Published on Aspen Daily News Online (http://www.aspendailynews.com)
Madoff financial scandal impacts local nonprofits

Writer:
Troy Hooper
Byline:
Aspen Daily News Staff Writer

A handful of nonprofit organizations in Aspen, Vail and Denver were the recipients of donations from U.S. foundations that invested with accused Ponzi scam artist Bernard Madoff, records show.

Nonprofits across the country are reeling from the Dec. 11 arrest of Madoff since many of them received grants from organizations like the JEHT Foundation, which is ceasing its philanthropic mission and shutting its doors at the end of this month after Madoff drove it broke.

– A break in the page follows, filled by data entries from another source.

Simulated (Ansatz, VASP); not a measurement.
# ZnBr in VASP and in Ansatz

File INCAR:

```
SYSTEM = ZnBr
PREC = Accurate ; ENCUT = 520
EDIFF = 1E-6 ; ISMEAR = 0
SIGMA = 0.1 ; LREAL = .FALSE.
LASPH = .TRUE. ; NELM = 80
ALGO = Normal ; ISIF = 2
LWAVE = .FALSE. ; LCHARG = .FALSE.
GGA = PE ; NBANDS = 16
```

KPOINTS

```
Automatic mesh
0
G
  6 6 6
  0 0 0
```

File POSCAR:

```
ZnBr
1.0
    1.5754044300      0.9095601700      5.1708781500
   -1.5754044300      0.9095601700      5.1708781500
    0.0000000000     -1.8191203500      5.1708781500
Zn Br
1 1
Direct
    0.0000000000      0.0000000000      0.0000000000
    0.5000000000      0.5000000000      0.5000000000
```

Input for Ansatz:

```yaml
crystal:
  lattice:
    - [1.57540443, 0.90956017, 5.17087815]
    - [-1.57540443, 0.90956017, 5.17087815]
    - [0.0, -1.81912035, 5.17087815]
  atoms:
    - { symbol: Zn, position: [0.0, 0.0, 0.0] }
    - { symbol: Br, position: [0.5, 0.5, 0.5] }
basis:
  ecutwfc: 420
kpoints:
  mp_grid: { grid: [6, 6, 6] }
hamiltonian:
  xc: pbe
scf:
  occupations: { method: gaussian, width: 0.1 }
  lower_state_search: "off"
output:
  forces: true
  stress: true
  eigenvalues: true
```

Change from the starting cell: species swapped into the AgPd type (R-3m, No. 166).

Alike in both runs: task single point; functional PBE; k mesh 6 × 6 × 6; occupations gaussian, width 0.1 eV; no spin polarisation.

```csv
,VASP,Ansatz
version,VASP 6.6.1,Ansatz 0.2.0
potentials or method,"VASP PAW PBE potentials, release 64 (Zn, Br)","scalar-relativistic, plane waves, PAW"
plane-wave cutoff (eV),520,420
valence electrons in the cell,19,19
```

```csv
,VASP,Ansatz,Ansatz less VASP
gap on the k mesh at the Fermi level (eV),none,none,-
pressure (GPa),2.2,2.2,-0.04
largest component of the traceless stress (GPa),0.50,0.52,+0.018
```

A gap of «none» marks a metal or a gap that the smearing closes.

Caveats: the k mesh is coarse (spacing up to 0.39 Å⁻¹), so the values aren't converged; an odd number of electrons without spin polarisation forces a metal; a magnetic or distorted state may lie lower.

Tax returns and other public data found on the research site Guidestar.org show the Aspen Institute received $108,190 from the JEHT Foundation in 2007, the last available year records are available.

The funds of the donors to the JEHT Foundation, Jeanne Levy-Church and Kenneth Levy-Church, were managed by Madoff. The foundation dedicated itself to justice, equality, human dignity and tolerance.

“The JEHT Foundation Board deeply regrets that the important work that the Foundation has undertaken over the years is ending so abruptly,” JEHT Foundation President Robert Crane said in a prepared statement published on the foundation’s Web site. “Hopefully others will look closely at this work and consider supporting it going forward.”

The Aspen Institute received another $10,000 in fiscal year 2007 from the Valerie and Jeffrey S. Wilpon Foundation, a charity co-founded by Greenwich resident Jeffrey Wilpon, chief operating officer of the New York Mets. The Wilpon foundation is the charitable arm of New York-based Sterling Equities Inc., which reportedly lost millions to Madoff.

Denver-based Nurse-Family Partnership received over $1.08 million from PiCower Foundation — another philanthropic group stung by Madoff.

Bnai Vail, a Jewish congregation that includes 230 families and single households in the Vail Valley, received $5,000 from the Frank Lautenberg Foundation in 2007, according to Guidestar’s database.

The Frank Lautenberg Foundation, which is the namesake of U.S. Sen. Frank Lautenberg (D-NJ), entrusted much of its money with Madoff. The foundation also donated $6,000 to Vail Mountain School in 2007.

Representatives for the Colorado nonprofits could not be reached for immediate comment Sunday. But across the nation there is widespread concern the Madoff scandal is drying up significant sources of revenue that charities and nonprofits depend upon. The legal complications surrounding Madoff’s case could also drag some of them into court.

The arrest of Madoff, who is charged with securities fraud for allegedly running a $50 billion Ponzi scheme that used money from new investors to pay off old ones, sent chills through Aspen where many investors could be wiped out by the disgraced financier.

In addition to nonprofit organizations, it has been estimated anywhere between 50 and 100 investors with Aspen ties have been affected by the implosion of Madoff’s scam, several of them who reportedly have been forced to put their luxurious homes here on the market.